Waw up in the snow isn ‘ t as easy as you would think.
After 10 minutes we catch up with the ponies : they
refuse to go any further.
All the sudden two woman show up and the are asked(and
paid) for being our female porters(All right emancipation)
After a few meters the start shouting at Ramesh , that
we are a bunch of lunatics, trying to do this in the snow.

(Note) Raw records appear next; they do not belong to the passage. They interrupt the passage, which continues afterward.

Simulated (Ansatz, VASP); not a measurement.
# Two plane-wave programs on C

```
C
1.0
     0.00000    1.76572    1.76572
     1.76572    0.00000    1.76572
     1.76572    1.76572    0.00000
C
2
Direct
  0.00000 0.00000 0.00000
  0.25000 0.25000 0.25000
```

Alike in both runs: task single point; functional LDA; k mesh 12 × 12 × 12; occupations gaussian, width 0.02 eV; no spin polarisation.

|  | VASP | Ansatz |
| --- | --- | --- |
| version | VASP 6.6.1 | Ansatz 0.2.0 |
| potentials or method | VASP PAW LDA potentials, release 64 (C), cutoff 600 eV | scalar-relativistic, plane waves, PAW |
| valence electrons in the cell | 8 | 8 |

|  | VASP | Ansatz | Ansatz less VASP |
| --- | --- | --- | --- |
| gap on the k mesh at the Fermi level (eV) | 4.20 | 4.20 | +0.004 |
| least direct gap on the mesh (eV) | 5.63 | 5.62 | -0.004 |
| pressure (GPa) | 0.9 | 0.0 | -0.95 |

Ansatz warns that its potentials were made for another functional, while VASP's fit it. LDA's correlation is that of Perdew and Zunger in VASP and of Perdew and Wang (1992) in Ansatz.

It seemed it haven’t been snowing like the last days
for many years. Mmmh , people start looking at each other in a new way. Is it
possible what we are trying to do here?
We go on , Kundun leads, but the normal road we cannot
follow so he changes the way to go : a steep climb using our four limbs. We get
on top when a snow storm starts. Shall we camp here or go on. It s getting
cold, we await Ramesh who tries to get Mumbai to the top to take the decision.
OK we camp here.
First time we put on a tent on the snow.
Then everybody gets inside and tries to warm up.
Chaos rules while everyone does his own thing.
It s about 2 hours later and
Eating, in the warm cooking tent(with gazsmell of
course) and into bed.
We have a warm night.
Monday
Elly gets up terrible sick, everybody feels the
altitude and tries to do as relaxed as possible. Thank god we have Diamox voor
against the altitude. I decide not to take one, as I did yesterday my whole
body seemed to be out of water (you just urinate it all out) and my face felt
as a squeezed lemon.
The plan to go to the next basecamp at 4100m is
canceled, we ll just go 20minutes further to some basic shelter where we
supposed to have our first basecamp the previous night. Elly and I get there
quiet fast.(though we cross our too guides we come already back for the rest of
the stuff) As I feel good I go back for some gear too(even go a bit higher on
the way back to have a superfun run downhill through the snow.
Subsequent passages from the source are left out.